Reducing Selector Verbosity

Hi All,

I'm wondering if there's been any active discussion on reducing the
verbosity of CSS selectors. Look at any stylesheet, and you'll likely see a
lot of repetition in selectors, e.g.

h1 > a, h2 > a, h3 > a, h4 > a, ... {
    color: black;
}


Another common pattern is this one:

#navigation { }
#navigation a { }
#navigation a:link { }
...

#navigation > ul > li > ul {}


There's a couple of simple and logical ways to handles these cases. For the
first case, a parenthesis-based grouping syntax would work well, while for
the second case, sub-selectors would do an equally good job. Examples...
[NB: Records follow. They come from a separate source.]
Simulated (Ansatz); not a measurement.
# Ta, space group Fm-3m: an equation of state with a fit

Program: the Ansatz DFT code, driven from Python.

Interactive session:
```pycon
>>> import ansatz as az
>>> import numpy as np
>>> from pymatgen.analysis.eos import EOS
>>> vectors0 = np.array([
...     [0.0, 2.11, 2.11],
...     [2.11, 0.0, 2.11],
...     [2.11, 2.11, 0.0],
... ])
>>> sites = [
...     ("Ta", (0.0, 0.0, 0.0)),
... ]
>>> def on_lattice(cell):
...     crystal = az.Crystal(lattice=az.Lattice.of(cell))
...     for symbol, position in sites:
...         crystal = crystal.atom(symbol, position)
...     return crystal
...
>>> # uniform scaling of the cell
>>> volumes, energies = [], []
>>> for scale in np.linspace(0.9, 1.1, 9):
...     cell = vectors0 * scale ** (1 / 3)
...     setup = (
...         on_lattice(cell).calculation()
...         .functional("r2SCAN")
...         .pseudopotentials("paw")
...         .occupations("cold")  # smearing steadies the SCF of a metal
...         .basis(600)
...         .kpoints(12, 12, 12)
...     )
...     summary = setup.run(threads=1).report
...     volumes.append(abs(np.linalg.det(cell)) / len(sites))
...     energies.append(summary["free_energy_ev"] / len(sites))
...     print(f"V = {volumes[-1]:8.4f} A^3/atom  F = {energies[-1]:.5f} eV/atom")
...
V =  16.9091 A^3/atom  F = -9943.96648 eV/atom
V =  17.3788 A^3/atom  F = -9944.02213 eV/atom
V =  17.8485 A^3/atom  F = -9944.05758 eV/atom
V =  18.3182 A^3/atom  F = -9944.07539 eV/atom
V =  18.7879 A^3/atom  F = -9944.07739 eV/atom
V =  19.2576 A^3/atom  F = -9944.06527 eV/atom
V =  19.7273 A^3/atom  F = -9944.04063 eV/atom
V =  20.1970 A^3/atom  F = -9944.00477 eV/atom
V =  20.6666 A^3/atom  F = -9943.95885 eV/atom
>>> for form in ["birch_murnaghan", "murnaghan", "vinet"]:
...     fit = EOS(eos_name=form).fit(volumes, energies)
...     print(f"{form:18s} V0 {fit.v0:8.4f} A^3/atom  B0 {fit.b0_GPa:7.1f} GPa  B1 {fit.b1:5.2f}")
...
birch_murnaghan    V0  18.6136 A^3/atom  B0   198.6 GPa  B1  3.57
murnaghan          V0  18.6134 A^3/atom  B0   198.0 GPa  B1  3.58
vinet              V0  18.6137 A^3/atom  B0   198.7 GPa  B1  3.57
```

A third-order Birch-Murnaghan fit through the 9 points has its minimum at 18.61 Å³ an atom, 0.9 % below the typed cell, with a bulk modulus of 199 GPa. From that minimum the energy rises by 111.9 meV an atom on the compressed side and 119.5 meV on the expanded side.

(h1, h2, h3, h4, h5, h6) > a {
    blah: bleh;
}

#navigation {
    a {
        :link {

        }
    }
}


I guess such a change would be akin to introducing variables. It increases
the complexity of the stylesheet markup, but I personally think it's
overdue. Look at the complexity of CSS3 and the latest drafts compared to
CSS1. We're adding more and more functionality, which as we use it,
increases the verbosity of our stylesheets. I think CSS needs to facilitate
this blow-out in new functionality by providing new constructs to
reduce repetition and lighten up stylesheets. One could perhaps even make
an argument on bandwidth.

Thoughts before I continue any further?